Are you surprised? I am. This week whizzed by so fast, didn't it? Oh. Well, it did for me. It was pretty quiet at work yesterday and I couldn't find some chore to keep me occupied so I knitted and pottered around. Man, that makes for a long day. And here it is Friday again with another weekend dribbling out before me. I say dribbling because it looks like it's going to pucker up and rain off and on the whole 3 days. That's what it's done the last 3 days. Why should it quit now when it's got a rhythm going? I called Skully last night and begged off walking today; I just didn't want to have to hear my alarm to wake up and now it looks like rain and since I don't want to be drenched again it looks like I made the right call.
Once Durwood gets up from his morning nap I plan to drag him to Stein's to pick out the plants for the garden (this year I'm holding him to 6 tomato plants, really, no extras, no hitchhikers, not this year) and some red tubular flowers for the hummingbirds. I saw a planter with red geraniums and yellow marigolds that I liked the look of so I'll get a few of those too. Maybe I'll nab some potting soil (oh wait, I have another bag of peat, I'm good) and make up some pots to put along the front. I think I've got pots. I want to get herbs too, fewer varieties (but only flat-leaf parsley, DIL1 says that's the best kind and she should know, she's a chef, a real one) but more of each so we'll have lots to cook with and lots to dry for winter. (I need to put rosemary on my list) I'm sure the garden soil's nice and damp and clumpy so I'll have Herman Munster feet by the time I'm done planting for sure. Oh well, that's what garden hoses and showers are for. I should probably make a rhubarb something today too, the rhubarb's gigantic and just begging to be picked. Or I could have Durwood make it since I'll be elbow-deep in the garden... yeah, that's what I'll do.
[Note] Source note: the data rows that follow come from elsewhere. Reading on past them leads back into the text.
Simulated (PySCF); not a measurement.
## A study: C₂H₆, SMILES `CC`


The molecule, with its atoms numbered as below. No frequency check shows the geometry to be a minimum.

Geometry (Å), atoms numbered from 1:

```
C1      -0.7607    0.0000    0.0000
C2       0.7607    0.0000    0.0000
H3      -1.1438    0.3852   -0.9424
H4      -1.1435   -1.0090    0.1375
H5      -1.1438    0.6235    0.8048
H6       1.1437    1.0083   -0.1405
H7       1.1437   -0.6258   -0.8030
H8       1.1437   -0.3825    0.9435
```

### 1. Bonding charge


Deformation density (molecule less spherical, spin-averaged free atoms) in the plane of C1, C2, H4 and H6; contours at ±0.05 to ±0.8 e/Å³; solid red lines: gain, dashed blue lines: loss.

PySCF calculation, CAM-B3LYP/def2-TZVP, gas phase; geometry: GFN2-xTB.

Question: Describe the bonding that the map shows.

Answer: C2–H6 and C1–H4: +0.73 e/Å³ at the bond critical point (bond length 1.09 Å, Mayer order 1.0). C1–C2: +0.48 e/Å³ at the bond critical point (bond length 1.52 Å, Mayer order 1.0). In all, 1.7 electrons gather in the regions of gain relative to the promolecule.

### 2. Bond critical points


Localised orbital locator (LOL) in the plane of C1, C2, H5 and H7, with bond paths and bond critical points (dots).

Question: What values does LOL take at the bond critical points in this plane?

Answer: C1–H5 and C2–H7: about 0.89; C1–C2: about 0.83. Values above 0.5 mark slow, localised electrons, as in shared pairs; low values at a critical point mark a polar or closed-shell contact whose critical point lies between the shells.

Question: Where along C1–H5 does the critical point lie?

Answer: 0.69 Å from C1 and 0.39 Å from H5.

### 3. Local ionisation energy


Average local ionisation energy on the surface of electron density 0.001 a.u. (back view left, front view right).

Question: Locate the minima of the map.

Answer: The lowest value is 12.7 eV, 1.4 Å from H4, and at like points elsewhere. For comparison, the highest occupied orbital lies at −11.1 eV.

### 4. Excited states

Did I show you the mug I bought myself up in Door Co.? (looking back, looking back) No, I didn't. Isn't it gorgeous? I paid twice what I'd planned to spend for one but I was enchanted by the city scene and the shape of the mug. A poet friend of mine "liked" this pottery on Facebook so I checked it out and "liked" it too. The potter posted pix of the mugs she was making for a pottery walk/mug-o-rama weekend in early May (I should have gone) and I fell for them. They look like woodcuts. She has lots of cats and flowers and some birds but this cityscape really struck me... and then my wallet burst open and then I was walking out with it in a bag. I really like it.
May 31--Mino da Fiesole, Diva Faustina. She had that Roman nose. You know, the one that's made for looking down at people. She wore her hair wound in a braided coronet around her head with tendrils escaping at her hairline. The curls sprang around her face like energy leaking from a dynamo. Her eyes were a smoky gray with gold flecks and her eyelids where heavy giving her the languid look of a sleeping cat, not a domesticated one either, a wild cat that will never be tamed. She had a throaty voice, low and a bit husky, that made you think of late night jazz clubs and unbridled passions. The first time I met her she was dressed all in white and I averted my eyes, afraid that my gaze would soil her.
Ye gods, sometimes I want to be her but not really. I'm too short and squatty and sarcastic, but I'm trying to like myself as I am. It's about time, don't you think? I'll be 62 in September. Time for breakfast. Toodles.
--Barbara
1 comment:
That mug is worth whatever you paid for it. Every morning you'll love it even more. That's how I feel about the one I have my coffee in -- it has a little bird perched on the handle and is definitely MINE!!!